Which is to say, there would be no benefit as he contemplates from using an isolated ground. If he is talking about a completely separate grounding electrode for his equipment, that is not allowed.

William
 
weh3 I believe his whole intension is to get away from the "house" ground.

To wit: Isn't this a case where the power in the cage is separately derived (via isolation transformer). Can a separate ground not be used in this case?
 
Yes. I think the whole idea is spitting in the ocean, though. There are enough stray fields from power lines and wall circuits to make those due to a ground loop negligible. A properly implemented grounding system would not have ground loops anyway.

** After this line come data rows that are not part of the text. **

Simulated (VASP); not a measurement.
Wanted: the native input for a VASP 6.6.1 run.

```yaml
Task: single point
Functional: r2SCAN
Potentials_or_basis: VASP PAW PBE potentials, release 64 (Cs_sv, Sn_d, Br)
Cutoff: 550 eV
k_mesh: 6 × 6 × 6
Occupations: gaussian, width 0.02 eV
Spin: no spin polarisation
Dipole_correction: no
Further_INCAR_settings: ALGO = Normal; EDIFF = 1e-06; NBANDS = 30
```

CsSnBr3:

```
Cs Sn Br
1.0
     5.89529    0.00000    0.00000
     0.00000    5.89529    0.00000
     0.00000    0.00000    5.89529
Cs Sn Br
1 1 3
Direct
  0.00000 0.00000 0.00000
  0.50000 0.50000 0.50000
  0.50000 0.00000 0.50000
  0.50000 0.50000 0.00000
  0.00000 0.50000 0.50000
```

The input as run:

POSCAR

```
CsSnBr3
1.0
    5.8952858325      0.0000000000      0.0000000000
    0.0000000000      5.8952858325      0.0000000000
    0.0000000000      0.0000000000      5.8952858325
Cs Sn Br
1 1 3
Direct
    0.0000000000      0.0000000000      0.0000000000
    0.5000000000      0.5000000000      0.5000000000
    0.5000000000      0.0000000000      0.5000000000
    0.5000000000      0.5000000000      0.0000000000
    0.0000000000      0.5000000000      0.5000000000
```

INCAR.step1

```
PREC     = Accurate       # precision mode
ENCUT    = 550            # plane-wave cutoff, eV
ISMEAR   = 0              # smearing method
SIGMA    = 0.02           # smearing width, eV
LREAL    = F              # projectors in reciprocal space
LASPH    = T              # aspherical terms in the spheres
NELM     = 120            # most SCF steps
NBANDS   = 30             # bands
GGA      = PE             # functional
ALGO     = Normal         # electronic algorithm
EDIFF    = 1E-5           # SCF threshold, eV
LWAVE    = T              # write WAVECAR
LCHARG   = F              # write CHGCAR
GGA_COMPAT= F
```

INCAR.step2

The ground rod for the isolated ground is driven into the same planet as the service ground.

William
 
An isolated ground is the "green wire that is connected to the main panel and grounding electrode. That green wire may connected to a plug and pass thru several panels and equipment with out being connected to any thing til it is connected to the ground at the main switch.
You may not install a 2nd grounding electrode with out bonding it to the main electrode at the main switch. This the ultimate sin with reguards to safety. All of the electrical wiring to power the 120 volt equipment will carry an equipment grounding conductor(green wire) that is connected to the main switch.
There is an isolation transformer made by ULTRAGUARD and by many others that will allow a minimum of noise and transients to pass from primary to secondary.
I suggest you investigate getting one of these devices to eliminate you concerns.
 
Are you saying the electrode for a separately derived system should be bonded to the service electrode?

William
 
Thanks wareagle.

weh3 is correct in the same planet aspect. :)

ayakimov: I would expect you have;

Faraday cage.

You have an isolation transformer.

The transformer essentially is at the wall interface.

Only the power leads exiting the transformer enters the cage.

The ground that came with the power feeding the transformer grounds(connects)to the transformer case.

This same ground connects to the cage.

If you want more *ground* add stick a rod/system in the nearby ground and also connect it to the cage.

Remember to use a shielded transformer or it will conduct all sorts of stuff, besides power, into the cage.

I used to listen to a transistor radio in my school's Faraday cage. ????
 
weh3
If you are asking me that question the answer is yes. The typical installation is to bring primary conductors with and equipment grounding conductor(EGC) which is connected to the grounding electrode conductor at the main switch.
The EGC is terminated on the frame of the transformer and the neutral bonding jumper is connected to the frame of the transformer. Usually the neutral is grounded to the building steel of some other approved electrode. See 250.30 Grounding Separately Derived Alternating Current Systems.
250.b0 Grounding Electrode Systems states that all of the electrodes listed in 250.52 A1..A6 must be bonded if they exixt.
 
Check out Army Publication TM 5-690, "Grounding and Bonding in Command, Control, Communications, Computer, Intelligence, Surveillance, and Reconnaissance Facilities".

It is one of the most thorough and up to date reviews of grounding, including signal reference grounding, that I have ever seen. It generally appears to comply with NEC requirements -- which is NOT the case for many many other "respectable" sources of information on grounding.

Not only will it tell you about bonding your SRG/Faraday cage to ground (single point to power system ground), it will tell you how big the grid should be (grid spacing = 1/8 of wavelength of highest frequency of interest).